Database migrations should be designed to be idempotent so that applying the same migration multiple times has the same effect as applying it once.

Example. In the following script, newField is the field that we want to add to the documents where it doesn't exist. If the newField doesn't exist in a document, it will be added with a default value "defaultValue". If it already exists, the document will remain unchanged. As a result, the script is idempotent - you can run it multiple times and it will always result in the same final state of the data.

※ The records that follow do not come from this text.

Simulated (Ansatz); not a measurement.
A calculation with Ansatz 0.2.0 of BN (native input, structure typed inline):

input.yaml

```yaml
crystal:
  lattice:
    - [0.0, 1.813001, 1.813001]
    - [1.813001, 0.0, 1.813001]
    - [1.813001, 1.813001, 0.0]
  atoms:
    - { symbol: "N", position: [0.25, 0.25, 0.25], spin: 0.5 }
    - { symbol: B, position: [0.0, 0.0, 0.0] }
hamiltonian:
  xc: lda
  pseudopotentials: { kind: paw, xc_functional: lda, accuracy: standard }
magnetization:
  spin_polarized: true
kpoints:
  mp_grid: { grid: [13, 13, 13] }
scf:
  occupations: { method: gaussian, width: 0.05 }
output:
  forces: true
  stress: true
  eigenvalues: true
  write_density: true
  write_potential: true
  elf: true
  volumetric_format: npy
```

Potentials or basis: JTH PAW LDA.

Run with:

const addFieldToCollection = async () => {
  const client = new MongoClient(url);

  try {
    await client.connect();

    const db = client.db(dbName);
    const collection = db.collection(collectionName);

    // Add the 'newField' to documents where it does not exist
    const filter = { newField: { $exists: false } };
    const update = { $set: { newField: "defaultValue" } };

    const result = await collection.updateMany(filter, update);
  } catch (err) {
    console.error(`An error occurred while performing the migration: ${err}`);
  } finally {
    await client.close();
    console.log("Connection to MongoDB closed");
  }
};

Application dependencies management

Almost all package managers (npm, Yarn, Maven, etc) use the idempotence principle to ensure that installing packages and dependencies always results in the same state, regardless of the number of times it is done. When a package is installed, the package manager checks if it is already installed and skips the installation process if it is.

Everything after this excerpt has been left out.